Notes from Catherine Rowett, former Green Party MEP for East of England and deputy coordinator of the Eastern Region Green Party*(UK). Biographical reflections on life as an MEP. Longer reflections and discussions on issues relating to policy, the good life, justice, equality, anti-austerity economics and the future of the planet. This is also a forum for exchanging ideas on how to tread lightly on the planet and avoid supporting exploitation and corrupt practices. Here we go...

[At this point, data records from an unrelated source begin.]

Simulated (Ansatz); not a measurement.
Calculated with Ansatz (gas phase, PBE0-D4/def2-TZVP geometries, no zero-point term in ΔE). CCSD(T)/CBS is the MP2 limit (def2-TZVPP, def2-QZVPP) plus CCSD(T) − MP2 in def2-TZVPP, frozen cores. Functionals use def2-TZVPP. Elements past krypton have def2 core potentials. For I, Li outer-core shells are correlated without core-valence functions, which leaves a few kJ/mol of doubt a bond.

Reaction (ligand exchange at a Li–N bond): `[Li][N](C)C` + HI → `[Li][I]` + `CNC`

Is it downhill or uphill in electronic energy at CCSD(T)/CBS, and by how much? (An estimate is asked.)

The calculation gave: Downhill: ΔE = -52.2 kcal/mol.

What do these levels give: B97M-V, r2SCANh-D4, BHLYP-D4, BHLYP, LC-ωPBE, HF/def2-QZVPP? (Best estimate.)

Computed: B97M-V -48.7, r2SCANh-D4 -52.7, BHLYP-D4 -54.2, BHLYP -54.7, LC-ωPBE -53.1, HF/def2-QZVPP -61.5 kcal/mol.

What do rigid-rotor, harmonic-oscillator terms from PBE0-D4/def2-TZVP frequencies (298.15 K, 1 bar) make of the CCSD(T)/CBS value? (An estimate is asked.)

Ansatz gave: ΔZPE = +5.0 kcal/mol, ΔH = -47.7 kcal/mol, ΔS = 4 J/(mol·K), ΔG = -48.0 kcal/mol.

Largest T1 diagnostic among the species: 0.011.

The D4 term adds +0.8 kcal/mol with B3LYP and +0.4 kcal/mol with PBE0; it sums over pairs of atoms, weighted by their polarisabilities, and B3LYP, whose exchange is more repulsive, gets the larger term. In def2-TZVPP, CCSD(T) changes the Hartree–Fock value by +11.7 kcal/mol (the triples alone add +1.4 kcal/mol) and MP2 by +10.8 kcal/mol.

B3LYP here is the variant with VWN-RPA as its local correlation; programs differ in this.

Saturday, 10 February 2007

The smell of clothes brought in from the washing line

Sometime last week the breakfast show on Radio Norfolk indulged in a bit of reflection on what are the nicest smells and the ones that make you say "ah" when someone reminds you. Listeners were invited to phone in. A number of "ah" smells were mentioned, including (some I remember) the smell of lighting a match, the smell of rain on hot tarmac, the smell of newly mown grass, and the smell of pigs. I forget what the excuse was, though it might have been the fact that the scientists at UEA have decided that they've worked out what causes the smell of the seaside.

One smell that was mentioned, which I also agree is very special, was the smell of washing when it is brought in from hanging in the garden. I mention this here, because it is a smell that can't be achieved any other way, and it's not obvious that it would strike you as a lovely smell if you hadn't learnt to associate it with a particular set of positive experiences. I also mention it because it bears no resemblance whatever to the acrid and pungent scents that those who market washing powders and fabric conditioners describe as "laundry fresh" or "sunfresh". In fact it is a rather mellow and blunt kind of smell, with no sharp edges.

It's not clear to me whether you'd get this wonderful pure smell of fresh air and clean cotton in your laundry if you'd washed it in the detergents and conditioners that have those powerful pungent artificial scents in, the ones that cling to the laundry both wet and dry. Indeed the conditioners seem designed precisely to do that: they are made deliberately not to wash out at all.

Sometimes if I buy second hand clothes it takes several washes to get rid of the terrible smells of other people's washing powders. even blowing in the garden is of no use at all. You can't wear a garment until that smell has gone. It drives you mad.

I'm not sure how some people live with the terrible smell of the clothes and sheets and pillow cases and towels and all that, if they wash them with those pungent products. I used occasionally to stand next to someone in the choir who must have washed her clothes in that kind of stuff. Fortunately she's left now, but even the incense was not enough to smother the acrid pong. I presume that if one lives with that smell in the house and one's bed and one's wardrobe all the time, the brain shuts it out and no longer finds it offensive.

But does it inhibit sexual attraction? More on this anon.


Anonymous said...

So what do you wash your clothes in then, if not detergents? And how do they end up not coming in from the garden other than board-dry and smelling of pollen?

And, further, surely shampoo, conditioner, deodorants and perfumes (most particularly the latter) are just as, if not more, offensive?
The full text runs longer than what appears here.